Future Value vs Present Value: The Time Value of Money Explained
A dollar today is worth more than a dollar in the future. This is the time value of money — the foundational principle behind all of finance. Money available now can be invested to grow; money promised in the future carries uncertainty. Future value (FV) and present value (PV) are the two mathematical tools that translate money across time using an interest rate (or discount rate).
Understanding FV and PV answers questions like: How much will my retirement savings be worth in 30 years? How much should I pay today for an investment that will pay $50,000 in 10 years? What is the true cost of a 5-year car loan? These questions are solved by the same two formulas.
Future Value: What Today's Money Becomes
Future value (FV) is the amount a present sum will grow to, given a specific interest rate and time period. It answers: 'If I invest $10,000 today at 7% per year, how much will I have in 20 years?' The formula: FV = PV × (1 + r)ⁿ, where PV is the present value, r is the annual interest rate (as a decimal), and n is the number of years. Example: FV = $10,000 × (1.07)²⁰ = $10,000 × 3.8697 = $38,697.
Future value calculations power retirement planning: contributing $500/month to an account earning 7% annually for 30 years produces a future value of about $567,000. They also reveal the cost of inflation: $1,000 today at 3% inflation will take $2,427 to buy the same goods in 30 years — the 'real' future cost of current spending.
Future Value and Present Value Formulas
Future Value (lump sum): FV = PV × (1 + r)ⁿ Present Value (lump sum): PV = FV ÷ (1 + r)ⁿ Future Value (annuity — regular payments): FV = PMT × [((1 + r)ⁿ − 1) ÷ r] Present Value (annuity): PV = PMT × [(1 − (1 + r)^−ⁿ) ÷ r] Variables: PV = present value (today's dollars) FV = future value (future dollars) PMT = payment per period r = interest/discount rate per period n = number of periods Example: $50,000 in 10 years at 6% discount rate: PV = $50,000 ÷ (1.06)¹⁰ = $50,000 ÷ 1.7908 = $27,919
Present Value: What Future Money Is Worth Now
Present value (PV) answers the reverse question: 'What is a future payment worth in today's dollars?' This is called discounting. If someone promises to pay you $50,000 in 10 years, and you could alternatively invest money at 6% per year, then the present value of that $50,000 is only about $27,919 today — because $27,919 invested at 6% for 10 years would grow to $50,000.

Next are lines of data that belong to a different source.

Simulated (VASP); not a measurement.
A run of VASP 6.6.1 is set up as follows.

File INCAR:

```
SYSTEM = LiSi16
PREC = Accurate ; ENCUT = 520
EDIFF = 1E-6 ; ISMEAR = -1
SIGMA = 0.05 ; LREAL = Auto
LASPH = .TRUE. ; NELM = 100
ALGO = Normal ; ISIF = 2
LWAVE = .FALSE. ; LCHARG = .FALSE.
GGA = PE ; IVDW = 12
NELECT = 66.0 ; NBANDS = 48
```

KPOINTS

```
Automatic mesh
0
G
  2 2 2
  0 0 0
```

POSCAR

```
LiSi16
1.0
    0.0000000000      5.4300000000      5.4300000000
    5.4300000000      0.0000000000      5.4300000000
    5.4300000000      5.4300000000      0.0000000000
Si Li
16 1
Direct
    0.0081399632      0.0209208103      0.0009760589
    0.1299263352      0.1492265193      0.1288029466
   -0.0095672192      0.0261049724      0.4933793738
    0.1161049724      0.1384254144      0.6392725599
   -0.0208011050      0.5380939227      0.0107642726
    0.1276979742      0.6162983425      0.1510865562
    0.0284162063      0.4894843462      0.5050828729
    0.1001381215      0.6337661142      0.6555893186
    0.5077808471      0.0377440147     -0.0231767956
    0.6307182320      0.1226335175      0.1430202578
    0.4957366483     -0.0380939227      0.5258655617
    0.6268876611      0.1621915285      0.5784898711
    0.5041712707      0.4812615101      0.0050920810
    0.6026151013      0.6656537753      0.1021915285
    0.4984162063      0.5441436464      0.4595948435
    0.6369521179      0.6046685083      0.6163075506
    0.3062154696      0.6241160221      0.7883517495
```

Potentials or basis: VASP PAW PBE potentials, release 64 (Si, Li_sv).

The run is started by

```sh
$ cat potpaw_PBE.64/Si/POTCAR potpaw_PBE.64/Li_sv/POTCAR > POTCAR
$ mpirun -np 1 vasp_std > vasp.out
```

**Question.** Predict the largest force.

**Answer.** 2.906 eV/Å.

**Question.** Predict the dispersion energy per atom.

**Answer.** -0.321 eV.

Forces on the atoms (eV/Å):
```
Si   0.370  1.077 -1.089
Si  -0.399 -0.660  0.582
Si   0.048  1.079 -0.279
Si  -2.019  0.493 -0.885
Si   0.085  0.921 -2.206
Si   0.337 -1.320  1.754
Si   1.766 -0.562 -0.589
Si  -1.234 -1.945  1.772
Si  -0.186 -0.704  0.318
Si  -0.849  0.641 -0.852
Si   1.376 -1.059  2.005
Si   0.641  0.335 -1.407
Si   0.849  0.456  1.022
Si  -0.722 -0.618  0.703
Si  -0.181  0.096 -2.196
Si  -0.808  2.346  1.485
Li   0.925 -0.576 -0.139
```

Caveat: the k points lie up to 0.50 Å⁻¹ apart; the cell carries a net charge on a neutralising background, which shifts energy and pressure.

The discount rate in present value calculations represents the opportunity cost of money — what else you could earn with the funds. A higher discount rate makes future money worth less today (because you could grow current money more quickly elsewhere). A lower discount rate makes future cash flows more valuable. This is why interest rate changes dramatically affect the value of bonds and other long-dated financial instruments.
Real-World Applications
Mortgage math: the payment on a $300,000 mortgage at 7% for 30 years is calculated using the PV of an annuity formula — the lender determines what monthly payment (PMT) makes the present value of all future payments equal to the loan amount. Bond pricing: a bond that pays $1,000 in 5 years is worth the PV of $1,000 discounted at the current market rate — if rates rise, the PV falls, and the bond price drops.
Investment valuation: the intrinsic value of a stock or business is the PV of all future cash flows the asset will generate, discounted at an appropriate rate. Warren Buffett calls this 'discounted cash flow analysis' and describes it as the foundation of investing. Lottery lump sum vs annuity: a $100M jackpot paid as a 30-year annuity vs a lump sum of ~$60M is a PV calculation — the lump sum is the PV of the annuity stream at a discount rate reflecting investment opportunity cost.
Frequently Asked Questions
What is the discount rate, and how do I choose it?
The discount rate is the rate used to convert future cash flows to present value. It represents the opportunity cost — what you could earn elsewhere with the same money. Common choices: risk-free rate (current Treasury yield, ~4–5%), weighted average cost of capital (WACC) for corporate projects, expected market return (7–10% for equity), or your own required rate of return for personal finance decisions.
How does inflation affect future value?
Inflation erodes the real purchasing power of future money. To calculate inflation-adjusted (real) future value, use the real interest rate: real rate ≈ nominal rate − inflation rate. Example: 7% nominal return − 3% inflation = 4% real rate. At 4% real for 20 years: $10,000 grows to $10,000 × (1.04)²⁰ = $21,911 in today's dollars, not $38,697 in nominal dollars.
What is NPV (Net Present Value)?
NPV is the present value of all expected future cash flows from a project or investment, minus the initial cost. NPV > 0 means the project earns more than the discount rate (acceptable). NPV < 0 means it earns less (reject). It is the most widely used capital budgeting tool in corporate finance and is built directly on the PV formula applied repeatedly to each future cash flow.